Lek and the Dogs: Andrew Kötting’s rich, weird and wonderful film

Review: A feral boy lives with hounds in this exploration of betrayal and isolation

Film Title: Lek and the Dogs

Director: Andrew Kötting

Starring: Xavier Tchili, Alan Moore, Clay Barnard

Genre: Drama

Running Time: 92 min

Thu, Jun 21, 2018, 05:00

   

A naked man scrambles across grey, barren expanse on all fours, an indelible murky opening gambit for an unforgettable film. British film-maker Andrew Kötting is best known for the psychogeography of Gallivant and Swandown. Lek and the Dogs completes his Earthworks trilogy, but is more daring than either of the previous instalments, This Filthy Earth and Ivul.

This new freely associative feature adapts Hattie Naylor’s Ivan and the Dogs, a stage play inspired by the true story of Ivan Mishukov, a boy who spent two years living with dogs on the Moscow streets until he was captured by the police in 1998 and eventually adopted.

There’s a touch of Krapp’s Last Tape in Kötting’s presentation of the adult Lek (French performance artist and Kötting regular Xavier Tchili) who looks back upon his feral life, using a cassette recorder on which his younger self (voiced by Clay Barnard) talks about his traumatic youth. Lek grew up with a violent, abusive stepfather, an alcoholic mother and a sense of “betrayal, abandonment and isolation” that led him to reject humanity to live with a pack of wild dogs. “They disappeared into the ground,” he says. “I followed them.”

Lek and the Dogs trailer

Lek’s sad biography is the heart of this experimental film that marries grainy archival footage, odd shots of insects, miners, discarded shoes and a desert cemetery, and musings from Alan Moore, who is credited here as “wizard and eternalist”. The bleak post-apocalyptic landscape and the use of a fictional eastern European “grammelot” with English subtitles evoke Tarkovsky’s Stalker. It’s not pretty, but once your eyes adjust to darkness, it’s frighteningly immersive.

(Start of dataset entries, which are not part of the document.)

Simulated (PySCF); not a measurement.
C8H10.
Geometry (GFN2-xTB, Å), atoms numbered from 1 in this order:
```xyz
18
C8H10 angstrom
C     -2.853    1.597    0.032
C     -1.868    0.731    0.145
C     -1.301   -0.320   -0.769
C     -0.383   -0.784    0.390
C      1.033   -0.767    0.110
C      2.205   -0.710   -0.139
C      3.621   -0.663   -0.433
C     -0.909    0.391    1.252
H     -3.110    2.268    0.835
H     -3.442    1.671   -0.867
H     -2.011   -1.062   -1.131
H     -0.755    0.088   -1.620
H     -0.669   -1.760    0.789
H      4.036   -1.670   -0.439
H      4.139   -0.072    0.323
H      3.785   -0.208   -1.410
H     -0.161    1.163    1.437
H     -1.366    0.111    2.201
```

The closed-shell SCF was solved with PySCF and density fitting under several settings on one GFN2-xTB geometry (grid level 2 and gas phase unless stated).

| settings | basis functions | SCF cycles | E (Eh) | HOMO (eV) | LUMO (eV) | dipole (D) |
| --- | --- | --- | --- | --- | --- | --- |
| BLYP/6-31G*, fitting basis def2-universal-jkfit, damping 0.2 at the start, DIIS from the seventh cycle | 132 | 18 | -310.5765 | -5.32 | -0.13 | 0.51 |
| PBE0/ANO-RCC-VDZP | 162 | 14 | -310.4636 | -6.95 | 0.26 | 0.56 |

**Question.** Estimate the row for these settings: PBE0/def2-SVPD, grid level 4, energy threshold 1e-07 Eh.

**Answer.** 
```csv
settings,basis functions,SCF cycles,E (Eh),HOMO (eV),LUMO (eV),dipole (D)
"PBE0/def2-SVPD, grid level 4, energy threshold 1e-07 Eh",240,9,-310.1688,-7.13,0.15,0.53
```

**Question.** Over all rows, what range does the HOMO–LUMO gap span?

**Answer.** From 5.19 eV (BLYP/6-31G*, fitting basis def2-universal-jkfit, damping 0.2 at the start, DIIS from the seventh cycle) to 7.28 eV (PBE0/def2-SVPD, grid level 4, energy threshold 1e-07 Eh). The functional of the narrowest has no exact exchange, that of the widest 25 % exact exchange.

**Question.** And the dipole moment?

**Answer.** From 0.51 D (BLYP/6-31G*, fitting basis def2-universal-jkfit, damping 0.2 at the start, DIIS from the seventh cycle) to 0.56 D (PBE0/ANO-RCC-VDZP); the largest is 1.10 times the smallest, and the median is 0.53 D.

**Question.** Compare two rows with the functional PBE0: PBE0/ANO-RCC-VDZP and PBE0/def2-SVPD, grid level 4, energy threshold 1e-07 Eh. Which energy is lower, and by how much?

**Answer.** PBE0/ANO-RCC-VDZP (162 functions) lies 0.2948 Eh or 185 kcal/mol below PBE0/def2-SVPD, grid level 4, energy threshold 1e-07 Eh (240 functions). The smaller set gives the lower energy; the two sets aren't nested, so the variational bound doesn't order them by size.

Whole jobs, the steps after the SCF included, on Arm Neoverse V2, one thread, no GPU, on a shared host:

Experimental film can be a euphemism for half-baked, but there’s unorthodox and compelling architecture at play here. The film is divided into philosophically themed, mysteriously titled chapters: “Truth Is Asleep”, “The Trauma of Betrayal”, “The Mind in a Cave”, “The Nature of Eternity”, “The Ancient Customs”, and “A Natural History of Destruction”. Every splice is a rich seam of ideas. Weird and wonderful.